So, only writes, reads and fstats are the operations we need to optimize to
reduce the init time latency. As mentioned in my previous mail, I did
following tunings:
* Enabled only write-behind, md-cache and open-behind.
- write-behind was configured with a cache-size/window-size of 20MB
- open-behind was configured with read-after-open yes
- md-cache was loaded as a child of write-behind in xlator graph. As a
parent of write-behind, writes responses of writes cached in write-behind
would invalidate stats. But when loaded as a child of write-behind this
problem won't be there. Note that in both cases fstat would pass through
write-behind (In the former case due to no stats in md-cache). However in
the latter case fstats can be served by md-cache.
- md-cache used to aggressively invalidate inodes. For the purpose of
this test, I just commented out inode-invalidate code in md-cache. We need
to fine tune the invalidation invocation logic.
- set group-metadata-cache to on. But turned off upcall notifications.
Note that since this workload basically accesses all its data through
single mount point. So, there is no shared files across mounts and hence
its safe to turn off invalidations.
* Applied fix to https://bugzilla.redhat.com/show_bug.cgi?id=1648781

With the above set of tunings I could reduce the init time of scale 8000
from 16.6 hrs to 11.4 hrs - an improvement in the range 25% to 30%

Since the workload is dominated by reads, we think a good read-cache where
reads to regions just written are served from cache would greatly improve
the performance. Since kernel page-cache already provides that
functionality along with read-ahead (which is more intelligent and serves
more read patterns than supported by Glusterfs read-ahead), we wanted to
try that. But, Manoj found a bug where reads followed by writes are not
served from page cache [5]. I am currently waiting for the resolution of
this bug. As an alternative, I can modify io-cache to serve reads from the
data just written. But, the change involves its challenges and hence would
like to get a resolution on [5] (either positive or negative) before
proceeding with modifications to io-cache.

As to the rpc latency, Krutika had long back identified that reading a
single rpc message involves atleast 4 reads to socket. These many number of
reads were done to identify the structure of the message on the go. The
reason we wanted to discover the rpc message was to identify the part of
the rpc message containing read or write payload and make sure that payload
is directly read into a buffer different than the one containing rest of
the rpc message. This strategy will make sure payloads are not copied again
when buffers are moved across caches (read-ahead, io-cache etc) and also
the rest of the rpc message can be freed even though the payload outlives
the rpc message (when payloads are cached). However, we can experiment an
approach where we can either do away with zero-copy requirement or let the
entire buffer containing rpc message and payload to live in the cache.

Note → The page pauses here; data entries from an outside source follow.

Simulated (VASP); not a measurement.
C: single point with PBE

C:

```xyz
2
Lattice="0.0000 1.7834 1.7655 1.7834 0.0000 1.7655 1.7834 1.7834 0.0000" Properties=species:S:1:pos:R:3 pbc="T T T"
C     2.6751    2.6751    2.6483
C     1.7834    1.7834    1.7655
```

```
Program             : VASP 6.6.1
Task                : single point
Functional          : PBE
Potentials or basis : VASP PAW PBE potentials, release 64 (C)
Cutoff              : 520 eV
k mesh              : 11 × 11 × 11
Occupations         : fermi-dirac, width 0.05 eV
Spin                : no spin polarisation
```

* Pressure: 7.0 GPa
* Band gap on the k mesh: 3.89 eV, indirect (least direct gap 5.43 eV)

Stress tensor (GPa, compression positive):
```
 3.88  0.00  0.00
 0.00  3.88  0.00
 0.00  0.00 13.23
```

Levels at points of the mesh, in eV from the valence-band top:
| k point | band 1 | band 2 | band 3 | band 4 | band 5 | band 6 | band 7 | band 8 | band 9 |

>From my observations and discussions with Manoj and Xavi, this workload is
very sensitive to latency (than to concurrency). So, I am hopeful the above
approaches will give positive results.

[5] https://bugzilla.redhat.com/show_bug.cgi?id=1664934

regards,
Raghavendra

On Fri, Dec 28, 2018 at 12:44 PM Raghavendra Gowdappa 
wrote:

>
>
> On Mon, Dec 24, 2018 at 6:05 PM Raghavendra Gowdappa 
> wrote:
>
>>
>>
>> On Mon, Dec 24, 2018 at 3:40 PM Sankarshan Mukhopadhyay <
>> sankarshan.mukhopadh...@gmail.com> wrote:
>>
>>> [pulling the conclusions up to enable better in-line]
>>>
>>> > Conclusions:
>>> >
>>> > We should never have a volume with caching-related xlators disabled.
>>> The price we pay for it is too high. We need to make them work consistently
>>> and aggressively to avoid as many requests as we can.
>>>
>>> Are there current issues in terms of behavior which are known/observed
>>> when these are enabled?
>>>
>>
>> We did have issues with pgbench in past. But they've have been fixed.
>> Please refer to bz [1] for details. On 5.1, it runs successfully with all
>> caching related xlators enabled. Having said that the only performance
>> xlators which gave improved performance were open-behind and write-behind
>> [2] (write-behind had some issues, which will be fixed by [3] and we'll
>> have to measure performance again with fix to [3]).
>>
>
> One quick update. Enabling write-behind and md-cache with fix for [3]
> reduced the total time taken for 

Re: [Gluster-devel] Latency analysis of GlusterFS' network layer for pgbench

2019-01-01 Thread Xavi Hernandez
On Mon, Dec 24, 2018 at 11:30 AM Sankarshan Mukhopadhyay <
sankarshan.mukhopadh...@gmail.com> wrote:

> [pulling the conclusions up to enable better in-line]
>
> > Conclusions:
> >
> > We should never have a volume with caching-related xlators disabled. The
> price we pay for it is too high. We need to make them work consistently and
> aggressively to avoid as many requests as we can.
>
> Are there current issues in terms of behavior which are known/observed
> when these are enabled?
>
> > We need to analyze client/server xlators deeper to see if we can avoid
> some delays. However optimizing something that is already at the
> microsecond level can be very hard.
>
> That is true - are there any significant gains which can be accrued by
> putting efforts here or, should this be a lower priority?
>

I would say that for volumes based on spinning disks this is not a high
priority, but if we want to provide good performance for NVME storage, this
is something that needs to be done. On NVME, reads and writes can be served
in few tens of microseconds, so adding 100 us in the network layer could
easily mean a performance reduction of 70% or more.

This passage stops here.